New Walgreens on Lincoln fails to fill architectural potential

When the scaffolding comes off a new building in an important corridor of a city, it is only fair to have a modicum of excitement for the shiny and new. The new Walgreens that opened last Friday at the corner of Pico Blvd. and Lincoln Blvd. falls below even the lowest bar of excitement.

The oversized drugstore is a stucco block of yawns covering 4,000 square feet and stands kitty corner to Santa Monica High School.

The building is of little architectural interest and barely qualifies as modernist.

The color palate is neutral in the blandest way, the integration of any material other than stucco is minimal. Its only redeeming quality is that the exterior walls along Lincoln Blvd. are angular.

I understand that the company is trying to portray an image of cleanliness and health, but it does not excuse a lack of architectural forethought.

What is important is the opportunity lost to make a contribution to the architectural conversation in Santa Monica and to say that something as simple as a drug store or a supermarket , which, lets be honest, most chain drugstores are but small scale supermarkets, cannot speak architecturally is patently false.

As markets were once the center of all society the Grand Bazzar of Istanbul was and still is, one of the defining pieces of Ottoman architecture that is infinitely detailed and, still, incredibly populated. The Bazzar, which is well over 550 years old, still crams together over 26,000 merchants as well as 250,000 shoppers. For reference dear reader, simply consult "The Bazaars Of Istanbul" by Isabel Bocking or view the opening scene of the last James Bond film, the exquisitely-executed "Skyfall" which opens with a chase sequence through the Bazaar itself.

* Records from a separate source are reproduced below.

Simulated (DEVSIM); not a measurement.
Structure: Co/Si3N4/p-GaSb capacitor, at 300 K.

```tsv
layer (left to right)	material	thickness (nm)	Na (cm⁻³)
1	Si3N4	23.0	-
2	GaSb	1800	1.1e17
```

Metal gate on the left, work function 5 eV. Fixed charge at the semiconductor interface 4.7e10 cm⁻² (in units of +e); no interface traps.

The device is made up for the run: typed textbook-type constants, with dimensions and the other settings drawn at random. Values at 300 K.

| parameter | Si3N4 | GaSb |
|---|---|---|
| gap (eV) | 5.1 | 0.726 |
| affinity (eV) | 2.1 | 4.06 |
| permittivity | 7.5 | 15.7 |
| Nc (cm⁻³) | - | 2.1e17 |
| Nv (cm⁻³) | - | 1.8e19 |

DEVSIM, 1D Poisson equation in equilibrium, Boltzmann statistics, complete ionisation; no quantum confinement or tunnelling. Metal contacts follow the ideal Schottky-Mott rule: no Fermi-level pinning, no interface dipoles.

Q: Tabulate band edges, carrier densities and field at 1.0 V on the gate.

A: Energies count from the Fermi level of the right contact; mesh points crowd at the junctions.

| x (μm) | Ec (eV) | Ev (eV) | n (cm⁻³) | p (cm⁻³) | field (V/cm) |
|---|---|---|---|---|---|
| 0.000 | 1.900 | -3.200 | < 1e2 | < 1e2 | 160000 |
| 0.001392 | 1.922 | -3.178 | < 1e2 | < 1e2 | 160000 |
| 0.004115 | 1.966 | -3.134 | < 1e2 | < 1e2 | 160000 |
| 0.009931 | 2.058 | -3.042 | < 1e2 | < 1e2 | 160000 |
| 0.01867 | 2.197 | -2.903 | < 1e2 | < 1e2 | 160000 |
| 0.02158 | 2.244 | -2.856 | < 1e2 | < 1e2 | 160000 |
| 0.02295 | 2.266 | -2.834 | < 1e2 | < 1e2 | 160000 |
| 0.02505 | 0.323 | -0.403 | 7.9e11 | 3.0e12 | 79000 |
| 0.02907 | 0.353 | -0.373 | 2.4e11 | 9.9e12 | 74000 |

To see this principal in the modern context, one must look to Westwood’s Ralphs Market building. One of the prime examples of the Janss built Mediterranean style, which opened in 1929, was one of the neighborhood’s first buildings and, as the name suggests, originally housed a Ralph’s market. It’s cylindrical rotunda, limestone façade, pediment entrance and arcaded wings earned the praise of a Los Angeles Times writer as, “one of the most beautiful exclusive grocery marts in the West.” Today, though it no longer houses its namesake market, the Ralphs building stands on the National Register of Historic Places.

The idea of architecturally significant markets was not left in a time long ago.

The supermarkets of Ronald Cleveland helped define one of the few truly original paragraphs that Los Angeles added to the architectural conversation. In the course of designing over one hundred supermarkets across the country, ushered in the googie age of architecture. This irreverent product of space age aesthetic and modern ideas of living space and neighborhoods, defined the, large parking lot, even larger supermarket meme of suburbia.

Sadly, the Cleveland markets, as is much of googie architecture, are nearly extinct. Once a symbol of the car culture and post-WWII opulence of America, now only a handful of googie supermarkets survive and one of the last in tact examples of a Cleveland market in California, the Superior Market at Figueroa St. and W. Avenue 45, has been slated to be remodeled into a faux-craftsman building.

Perhaps someone in this town will find something greater than faux-appreciation for the city’s architectural contribution from the 60’s.

Even in the architecturally lazy corporate culture today, one retail chain is at least making an attempt at architectural significance.

If the proposed renderings for the Pavilions at the corner of Santa Monica Blvd. and Barrington Ave. come to fruition, the space will be transformed form a dirty, empty lot to a cool steel and glass cross between art deco design and modernist simplicity.

To blame the boring design of the Walgreens on the small parcel size is laughable.

The developers could have looked to the 1931 sketches of J.R. Davidson’s Driv-In-Curb Market, featured in Sam Lubell, Geg Goldin and Thom Mayne’s seminal work “Never Built Los Angeles.” The design is pure art deco brilliance and is not only Hollywood beautiful, Davidson was a set designer for Cecil B. DeMille, but innately practical. By brining the merchandise space all the way to the street, a store could maximize its retail space, encourage foot traffic and alternative transport and create natural air conditioning.

It also turns buying even the simplest items into great theatre. Imagine being stuck shotgun in a car during rush our traffic along Lincoln. Then daring to run to the Walgreens and buy a snack for the road before the car crosses Pico. A veritable Michael Bay movie scene in real life. Sadly, you are denied even the opportunity to daydream of it.

This Walgreens fails to deliver an antidote to boring street aesthetic.